On Aug 3, 2010, at 8:32 PM, Brian Eaton wrote:

Please provide an example of code that you would put to 
thirdparty.com<http://thirdparty.com> and that
would not break the use cases.

Take a look at the facebook APIs, in particular the cross-domain
communication schemes:

http://wiki.developers.facebook.com/index.php/Cross_Domain_Communication_Channel

Please also provide an example of response from
serviceprovider.com with an access token in it (wherever it is - as I understand
you want to put it to the Location header, but probably I'm wrong).

HTTP/1.1 302 Moved Temporarily

Location: http://www.thirdparty.com/rpc_relay.html#access_token=12345

rpc_relay.html is highly cached in the browser, so instead of
incurring hundreds of ms to fetch a file, the data lands in the
third-party.com javascript in under a millisecond.

So if the browser works correctly (instead of what the python library does, 
then thirdparty.com<http://thirdparty.com> sees only "GET rpc_relay.html", 
while the javascript also gets the "access_token=12345".
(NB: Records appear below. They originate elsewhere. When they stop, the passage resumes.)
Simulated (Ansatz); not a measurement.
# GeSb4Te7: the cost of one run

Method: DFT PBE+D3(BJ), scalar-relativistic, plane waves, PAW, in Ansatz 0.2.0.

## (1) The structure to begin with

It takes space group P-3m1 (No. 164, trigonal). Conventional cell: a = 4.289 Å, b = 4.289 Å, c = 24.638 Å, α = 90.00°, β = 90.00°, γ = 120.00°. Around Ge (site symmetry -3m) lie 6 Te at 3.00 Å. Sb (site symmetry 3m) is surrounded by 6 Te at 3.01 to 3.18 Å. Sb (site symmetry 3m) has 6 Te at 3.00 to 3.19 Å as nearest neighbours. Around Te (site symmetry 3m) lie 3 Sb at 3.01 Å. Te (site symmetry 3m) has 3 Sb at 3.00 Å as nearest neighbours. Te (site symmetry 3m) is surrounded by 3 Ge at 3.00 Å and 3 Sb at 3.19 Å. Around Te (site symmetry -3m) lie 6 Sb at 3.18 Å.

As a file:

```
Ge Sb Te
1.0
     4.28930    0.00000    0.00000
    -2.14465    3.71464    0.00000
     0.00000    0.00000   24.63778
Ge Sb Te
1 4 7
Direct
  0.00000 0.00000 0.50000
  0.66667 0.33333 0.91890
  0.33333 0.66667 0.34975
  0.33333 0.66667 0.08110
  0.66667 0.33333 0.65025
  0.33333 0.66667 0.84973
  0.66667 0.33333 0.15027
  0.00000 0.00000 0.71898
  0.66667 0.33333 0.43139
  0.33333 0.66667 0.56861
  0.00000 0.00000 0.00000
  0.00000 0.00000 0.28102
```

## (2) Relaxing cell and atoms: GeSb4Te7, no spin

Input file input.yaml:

What I'm not getting is why this matters. Is this supposed to be about 
security?  It can't be any good at that, because the javascript is coming from 
thirdparty.com<http://thirdparty.com>. If the good people at 
thirdparty.com<http://thirdparty.com> want to know the access token, they can 
make their javascript send it to them.  So what is the purpose of this funky 
use of HTTP? Is the access token a secret? From who?

I thought to look in the Security Considerations section, but that is still 
TBD, which can be considered worrying at this stage. What assumptions can be 
made security-wise of each participant really has to be spelled out better.